If you saw Fielder play, you saw more than the majestic home runs. You saw him run out every ground ball, you saw him run out every pop up, every fly ball. He never stopped hustling and he played practically every inning. Over his six years with the Brewers, Fielder played in an average of 160 games per year.
This was telling, because one of the initial concerns about Fielder was that his rather generous body type would lead to injuries. Not so far.
When he was a first-round Draft choice of the Brewers in 2002, in some quarters that concern was voiced. But Jack Zduriencik, then scouting director for the Brewers, was not swayed from his belief that Fielder would be a major run-producer at the Major League level.

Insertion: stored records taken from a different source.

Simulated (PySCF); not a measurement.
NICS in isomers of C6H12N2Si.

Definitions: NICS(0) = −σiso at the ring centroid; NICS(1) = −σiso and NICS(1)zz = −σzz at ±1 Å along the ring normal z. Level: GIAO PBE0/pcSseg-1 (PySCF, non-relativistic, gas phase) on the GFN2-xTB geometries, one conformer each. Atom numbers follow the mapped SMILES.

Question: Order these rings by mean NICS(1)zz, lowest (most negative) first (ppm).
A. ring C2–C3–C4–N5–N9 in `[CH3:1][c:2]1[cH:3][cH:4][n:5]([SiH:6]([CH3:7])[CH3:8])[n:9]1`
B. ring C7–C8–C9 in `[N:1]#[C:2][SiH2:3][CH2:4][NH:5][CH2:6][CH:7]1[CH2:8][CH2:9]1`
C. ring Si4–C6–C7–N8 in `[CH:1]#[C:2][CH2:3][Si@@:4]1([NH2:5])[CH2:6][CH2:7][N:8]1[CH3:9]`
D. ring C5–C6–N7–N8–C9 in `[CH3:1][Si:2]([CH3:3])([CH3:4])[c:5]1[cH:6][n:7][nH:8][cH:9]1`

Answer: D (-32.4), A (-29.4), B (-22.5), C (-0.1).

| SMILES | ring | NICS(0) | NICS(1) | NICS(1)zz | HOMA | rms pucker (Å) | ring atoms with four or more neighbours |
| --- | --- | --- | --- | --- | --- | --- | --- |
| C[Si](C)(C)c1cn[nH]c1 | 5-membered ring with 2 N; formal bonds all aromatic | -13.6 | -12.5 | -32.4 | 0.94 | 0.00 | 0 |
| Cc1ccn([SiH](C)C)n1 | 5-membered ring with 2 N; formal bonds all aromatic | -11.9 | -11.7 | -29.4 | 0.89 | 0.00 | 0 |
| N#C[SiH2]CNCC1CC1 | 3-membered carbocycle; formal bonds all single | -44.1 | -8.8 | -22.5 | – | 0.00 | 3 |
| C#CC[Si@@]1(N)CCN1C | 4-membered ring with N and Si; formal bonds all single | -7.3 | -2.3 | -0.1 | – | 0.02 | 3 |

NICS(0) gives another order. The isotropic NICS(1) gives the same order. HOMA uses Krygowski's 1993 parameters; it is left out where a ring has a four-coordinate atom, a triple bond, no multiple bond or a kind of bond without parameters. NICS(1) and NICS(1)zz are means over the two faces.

Zduriencik was right. And perhaps this connection with Fielder leads to many reports that the Seattle Mariners are in hot pursuit of Fielder now. Zduriencik is the Mariners' general manager and the connection is apparent. But Zduriencik has been consistent in his carefully chosen remarks on this topic, saying that the Mariners have an interest in Fielder, but also have a "threshold" of how far the club can go in terms of both money and length of contract.
There is no history of Boras clients, at the time of their free-agent windfalls, taking anything other than top dollar. Prince Fielder did not hire Scott Boras so that he could re-sign in Milwaukee for far less than market value. Unless that "threshold" in Seattle is sky-high, that probably will not be Fielder's free-agent destination.
Rumors about Fielder's free-agent adventures are rampant, and many of them concern the Cubs, newly revived in the front office with the advent of the Theo Epstein administration. The Cubs could make an obvious splash by signing Fielder. But there is an opposite school of thought, that at this very early juncture in the retooling of this franchise, the signing of Fielder would be premature. If you add Fielder to the current Cubs roster do the North Siders win the NL Central in 2012? No, they don't.
The best destination for Fielder would be the American League, because there, eventually he could become a designated hitter. He has worked hard on his defense and he has improved in the field, but he still isn't up to average at first base. If he gets a contract with the kind of length he wants, how will he be as a 35-year old first baseman?
This pursuit of mega-millions is hindered by the fact that two of the biggest spenders, the Yankees and the Red Sox, are covered at first base for years to come, and they don't have openings at DH, either. But of the available suitors, the best fit looks like the Texas Rangers. They have the financial wherewithal. They play in a hitter-friendly park. They could actually use an offensive upgrade at first base. Later, in a post-Michael Young era, maybe Fielder could become their regular DH. It all makes sense.
How much is Fielder actually worth, given the fact that Albert Pujols got $254 million over 10 years from the Angels? Fielder is no Pujols as an overall player, but then, neither is anybody else. On Fielder's side of the argument, he is only 27, and all that concern about his weight has so far yielded no negative results. He is worth whatever his agent can get for him, and in that case he is in the best of hands.
In a more nearly perfect world, Fielder would remain in Milwaukee, with the organization that drafted him, nurtured him, and this year saw the payoff for its patience and diligence with its first division title in 29 years. Now, just as success has been attained, one of the core performers on this team hits the road for vast riches elsewhere.
Baseball's economic playing field has been leveled somewhat and the proof is that the Brewers, playing in baseball's smallest media market can win a division and advance in the postseason. But the economic playing field is not completely level and that is why a player of Fielder's status, typically moves onward and upward, at least in terms of finances.
There may be an occasional Cliff Lee who leaves money on the table to sign with the Phillies, or, for that matter, a Ryan Braun, who signs an under-market deal to remain in Milwaukee. But in the part of baseball that is all business, the vast majority of people become creatures of the bottom line. And why should baseball players be different than the rest of society in this regard? When Prince Fielder inevitably leaves Milwaukee, he can be missed, but he doesn't have to be blamed.